A quant fund is a fund that invests its assets based on quantitative analysis. Quant funds generally are run passively, based on predetermined screens and factors.
Some investors are attracted to quant funds because they take emotion out of the investing decision. Let’s go over how quant funds work, and what types are available for individual investors.
Definition and Examples of a Quant Fund
Quant funds are funds managed via quantitative or systematic analysis that’s based on computer models or algorithms instead of the qualitative opinion of a human manager. Some consider quant funds superior to qualitative funds because there is no emotion or bias involved in the investment management decision, while others champion an investing approach that combines quantitative and qualitative methods.
Quantitative funds are generally less expensive to manage than qualitative funds because much of the investment process is automated once the original algorithm or model is built.
The U.S. Quantitative Value ETF (QVAL) is a good example of a quant fund available to individual investors. QVAL uses a five-step process to screen down its investable universe (the largest 1,500 stocks in the U.S.) to a 50-stock portfolio. The model screens out stocks it believes could be in financial distress or that have manipulated accounting; narrows down the remaining stocks to the 100 cheapest based on valuation ratios; then uses profitability and other metrics to choose the 50 “highest quality” from that list to invest in.

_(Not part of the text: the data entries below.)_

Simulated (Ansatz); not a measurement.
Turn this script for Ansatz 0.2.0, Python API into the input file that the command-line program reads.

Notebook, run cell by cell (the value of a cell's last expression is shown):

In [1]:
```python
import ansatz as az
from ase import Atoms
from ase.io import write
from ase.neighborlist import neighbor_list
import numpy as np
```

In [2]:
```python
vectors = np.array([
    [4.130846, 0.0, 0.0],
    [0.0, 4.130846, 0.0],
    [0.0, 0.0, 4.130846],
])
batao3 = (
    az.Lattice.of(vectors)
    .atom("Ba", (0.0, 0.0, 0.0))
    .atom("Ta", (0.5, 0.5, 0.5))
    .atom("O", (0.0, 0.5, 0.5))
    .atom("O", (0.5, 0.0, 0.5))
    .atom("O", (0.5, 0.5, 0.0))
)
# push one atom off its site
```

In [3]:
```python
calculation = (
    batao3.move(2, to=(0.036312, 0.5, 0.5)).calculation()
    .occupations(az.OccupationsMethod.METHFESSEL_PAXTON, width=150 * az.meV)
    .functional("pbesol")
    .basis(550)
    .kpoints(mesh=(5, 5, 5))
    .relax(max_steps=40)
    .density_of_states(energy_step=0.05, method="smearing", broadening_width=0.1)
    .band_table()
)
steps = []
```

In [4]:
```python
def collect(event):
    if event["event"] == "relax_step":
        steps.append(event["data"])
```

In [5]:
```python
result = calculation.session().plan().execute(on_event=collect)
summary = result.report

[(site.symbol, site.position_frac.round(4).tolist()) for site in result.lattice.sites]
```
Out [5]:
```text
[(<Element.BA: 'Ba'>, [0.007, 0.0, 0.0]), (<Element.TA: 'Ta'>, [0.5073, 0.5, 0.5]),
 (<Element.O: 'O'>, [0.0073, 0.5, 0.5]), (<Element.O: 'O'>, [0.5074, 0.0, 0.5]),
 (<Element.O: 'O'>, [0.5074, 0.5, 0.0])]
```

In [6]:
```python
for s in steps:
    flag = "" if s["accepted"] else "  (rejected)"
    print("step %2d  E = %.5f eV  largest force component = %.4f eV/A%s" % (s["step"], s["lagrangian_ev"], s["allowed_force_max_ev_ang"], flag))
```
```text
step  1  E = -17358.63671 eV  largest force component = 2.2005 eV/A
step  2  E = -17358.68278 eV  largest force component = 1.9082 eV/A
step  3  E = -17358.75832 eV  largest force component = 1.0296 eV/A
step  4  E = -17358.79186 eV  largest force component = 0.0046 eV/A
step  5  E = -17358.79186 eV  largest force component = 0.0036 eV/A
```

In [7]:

Each step of its process is based on quantitative analysis and is done in a systematic way. The fund managers created the original model, but computers now do all the trading.
Qualitative or fundamental value managers may do similar work on potential investments, looking at valuation, quality, and earnings manipulation. But instead of using a wealth of data points or metrics, they might analyze what management says or use historical anecdotes to make the decision.
How Does a Quant Fund Work?
Many quant funds employ factor investing. Factor investing is investing done based on predetermined factors such as value, momentum, size, or dividend yield that are proven to beat the market averages over the long term.
Some quant funds choose one or two of the well-known aforementioned factors and invest based on them, while others, such as QVAL, use their own proprietary research to add additional screening to the factors or introduce new ones. Additionally, many qualitative funds use quantitative analysis. The manager can use factors to build a list of stocks to analyze then use qualitative analysis to settle on the best opportunity.
Quantitative investing is ideal for exchange-traded funds (ETFs) because it is passive management, but it is also a widely used strategy in hedge funds.
The Renaissance Technology Medallion fund is likely the most successful hedge fund in history. According to the book “The Man Who Solved The Market,” the fund returned an average of 66% per year using quantitative analysis.
Renaissance is a highly secretive firm and not much is known about its strategies beyond the fact that it is quantitative in nature, and the firm focuses on hiring non-finance personnel with doctorates to develop its algorithms based on market patterns.
Another example is Applied Quantitative Research (AQR), whose assets under management include mutual and hedge funds that utilize several different strategies and asset classes.
AQR isn’t as secretive as Renaissance. It has published a litany of research to back up the strategies it employs in its funds. Each strategy is developed by back-testing the combinations of different factors and metrics in the various asset classes.
Qualitative vs. Quantitative Analysis
Quantitative analysis is a relative newcomer in the investment world. AQR is considered a trailblazer and it is only 23 years old. Qualitative investors such as Warren Buffett, Peter Lynch, and George Soros were beating the market for years before AQR was established.
Qualitative analysis (often called fundamental analysis) is focused on developing subjective opinions about the long-term viability of a stock. A good rule of thumb is that qualitative analysis is more of an art, while quantitative analysis is more of a science. While many qualitative analyses consider quantitative factors, quantitative analyses do not consider any subjective information.
Qualitative analysts make the argument that quantitative analysis is not enough. For example, if a stock is undervalued, it may be that way for a good reason, such as the hire of a new executive or an overhaul of company culture that may lead to better performance. Quantitative analysis may have recommended investing in a company such as Blockbuster because it seemed undervalued, while qualitative analysts could see Netflix (NFLX) changing the industry.
Quants believe that those types of risks can be decreased with diversification and by using a multifactor approach. For every Blockbuster that goes bankrupt because of its new online rival, there’s a Best Buy (BBY) that withstands the competitive forces and still produces strong returns.
What It Means for Individual Investors
Most individual investors won’t qualify to invest in hedge funds like Renaissance or other hedge funds of its ilk, but that doesn’t mean quant funds are out of reach. ETFs using multifactor strategies or drilling down on one factor (such as QVAL) are available for most investors.
- Quant funds invest using computer models and algorithms instead of active human management.
- Quant funds often invest using factors that have been proven to produce market-beating returns.
- Individual investors can invest in quant funds through multifactor ETFs.